Your bike shop may do it for free to cheap. If you match the length of your old chain, the actual cutting takes 10 seconds. Or you can buy a chain tool for cheap. I use the one on my multi tool.
thank you guys
Cutting a chain to the proper length is easy, provided you have a chain breaker, which can be picked up relatively cheap.
As a couple others have mentioned, you can use your old chain, so long as it doesn’t have a million miles on it, but failing that, I’ve found the following site very handy… it hasn’t failed me yet!!
Good luck whichever path you choose!
Don’t throw away the cut off links. In the event you lose a roller while handling/waxing your chain, you’ll be able to take one from your spare links.
going all in with the marginal gains this season - going to wax my chain. I see silca have a sale on at the moment - is their system/ pot worth the convenience over crock pot or stove pot options? fwiw it will be for shed/ garage use, so I’m not that concerned over mess.
IMHO it’s not worth it. I do several chains per session and they all fit in my medium crock pot. You can only do one in the Silca and you can’t really swisher it around without a mess. I use a temperature gun and control the temperature by offsetting the lid. There’s really nothing I like about the Silca unit. I thought I liked the wire chain holder, but now that is spinning and it’s troublesome to remove. Get Molten Speed Wax and heat it up to 200 with the chains in the pot. Not sure why Silca says 175f - I’ve heated it up to 210 easy and it’s fine. I would also start with optimised chains that are pre treated and diamond dust worn in. Have fun
I’m on the opposite side on this, I love the Silca. I dont wanna keep track of temperature or such, just want to set it to 75 celsius and be done.

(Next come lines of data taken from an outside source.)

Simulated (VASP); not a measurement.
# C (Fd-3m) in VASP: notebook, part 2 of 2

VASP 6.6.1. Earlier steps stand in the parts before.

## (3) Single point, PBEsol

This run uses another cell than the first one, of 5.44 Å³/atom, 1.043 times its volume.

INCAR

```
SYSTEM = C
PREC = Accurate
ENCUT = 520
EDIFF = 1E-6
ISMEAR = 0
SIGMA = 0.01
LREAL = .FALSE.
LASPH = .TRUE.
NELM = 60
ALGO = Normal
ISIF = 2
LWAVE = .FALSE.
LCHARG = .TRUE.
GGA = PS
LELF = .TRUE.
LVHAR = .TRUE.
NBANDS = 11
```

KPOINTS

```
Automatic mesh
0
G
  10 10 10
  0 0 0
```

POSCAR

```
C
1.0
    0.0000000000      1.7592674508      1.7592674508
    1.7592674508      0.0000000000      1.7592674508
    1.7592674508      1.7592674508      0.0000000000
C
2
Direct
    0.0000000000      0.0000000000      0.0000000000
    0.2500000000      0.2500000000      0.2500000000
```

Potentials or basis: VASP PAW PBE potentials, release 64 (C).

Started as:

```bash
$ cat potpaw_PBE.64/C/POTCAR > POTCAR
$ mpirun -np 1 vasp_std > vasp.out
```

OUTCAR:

But I agree that its not huge, so I’d love a larger version
I’m wanting to do this too, but the contradicting recommendations are really hanging me up. I have 6 chains to wax. So far… I figure I’ll likely at least buy a couple sets of strip chips. Following along.
With 6 chains, would it not be easier to just buy a bottle of UFO Cleaner, and then use around 150-200ml of that to strip the chains?
Must be much cheaper!
I was thinking about this just yesterday while waxing 5 chains at a time.
In one of the silca videos Josh mentioned that they bulk strip via the former methods not strip chip. 6 Chains isn’t necessarily the size of a bulk batch they are doing on prewaxed chains but would definitely have me looking into anything but the strip chip to do it. I was doing about 4 or 5 at the same time last time and didn’t bother with a strip chip.
I usually wax when I have 2 chains to do, so winter I’ll go monthish with my 2 trainer chains and do a batch. Summer I’ll swap out trainer crockett chains at the same time so one of each. Yeah I have 6 total chains between my 2 bikes and her bike but I’m almost never waiting to do them all at once.
I don’t have the silca unit but I have the similar amazon someone found. After months of using it I would say it does not have the better PID control that the silca unit does and takes a bit to warm up. Other than that, which doesn’t bother me, I’m fine with it and don’t plan to upgrade.
Silca’s directions say one block per chain so I guess one of those bars is enough for 6 chains (?)
I would do two chains and one bike at a time to get started and get the hang of it. It’s super simple but there are a few things that work different and sorting them out with less variables might be a good idea. I started with my road bike.
I wouldn’t use strip chips for multiple chains. I’m not sure that Silca recommend using more than one per bag of wax. I’m also sceptical of the whole thing - I’d rather have the crappy grease off and gone than mixed in my pot, ‘converted’ or not. You’ll have to clean the rest of the drive train anyway so you’ll need UFO Clean or spirits to do that so I’d just use the same stuff to clean the chains. Hopefully you’ll be using new chains - if not strip chip is definitely a no-no, and my personal record is 13 baths in mineral spirits before a chain was fully clean…I was definitely hoping it was more worn when I saw it, but it was pretty much brand new, just filthy!
Hmm… well I don’t need to do them all at once. $27 for UFO cleaner and $19 (currently) for the strip chips? I have his/hers mountain bikes on their way, so those will need to be done. The his/hers road bikes can be switched to wax when new chains are due, and same for the his/hers gravel bikes.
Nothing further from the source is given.